I already wrote about Control Plane Protection in one of my previous posts focused on Cisco device configuration. Here we will make the same thing on Juniper device, I was using Juniper SRX300 and Juniper SRX1500 devices in my lab.

CoPP ??

Control Plane Protection (CoPP) is a method of protecting processor unit, running services on your network device, against excessive flooding. Excessive flooding of traffic aimed towards your router/firewall processor, being that valid or malicious, is always undesirable and can also be dangerous.
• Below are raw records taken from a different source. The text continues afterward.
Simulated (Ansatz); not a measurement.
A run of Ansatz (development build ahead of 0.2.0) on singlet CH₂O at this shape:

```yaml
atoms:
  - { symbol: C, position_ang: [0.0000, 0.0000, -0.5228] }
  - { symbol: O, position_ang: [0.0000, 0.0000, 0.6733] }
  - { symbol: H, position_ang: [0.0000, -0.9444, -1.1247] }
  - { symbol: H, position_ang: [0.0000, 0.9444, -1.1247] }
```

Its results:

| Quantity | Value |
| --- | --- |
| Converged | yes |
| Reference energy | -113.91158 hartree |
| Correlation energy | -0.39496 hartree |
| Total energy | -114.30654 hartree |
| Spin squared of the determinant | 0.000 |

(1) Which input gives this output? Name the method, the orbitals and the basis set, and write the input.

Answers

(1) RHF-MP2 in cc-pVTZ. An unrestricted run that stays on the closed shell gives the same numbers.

A network device, which starts the receive more control traffic that his processor can process, will eventually experience control traffic packet drops and it will lead to some of the router functions to become unstable. Some of the most common control traffic generating services on a router are routing protocols with different update packets, Spanning Tree with BPDU packets, HSRP, CDP, ARP, and different management traffic services like SSH, SNMP, RADIUS etc.

Some of those control plane traffic types are more important than others but they all have in common the fact that they don’t normally use much bandwidth to function. Having that in mind, it is easy to conclude that the situation above with router processor at 100% because of control plane traffic is most surely caused by a DDoS attack towards your device.

More unusual is the situation when a neighboring device is experiencing some kind of malfunction which makes him send large amounts of control plane traffic out of his interfaces towards your device.

CoPP is the best way to avoid this kind of attacks or malfunctions to get in the way of your network device stability. CoPP is basically configuration of QoS inbound to your device control plane (CPU).

CoPP Best Practices

The way to configure CoPP in the most stable and effective way is to use guaranteed minimal available bandwidth for each control plane traffic type.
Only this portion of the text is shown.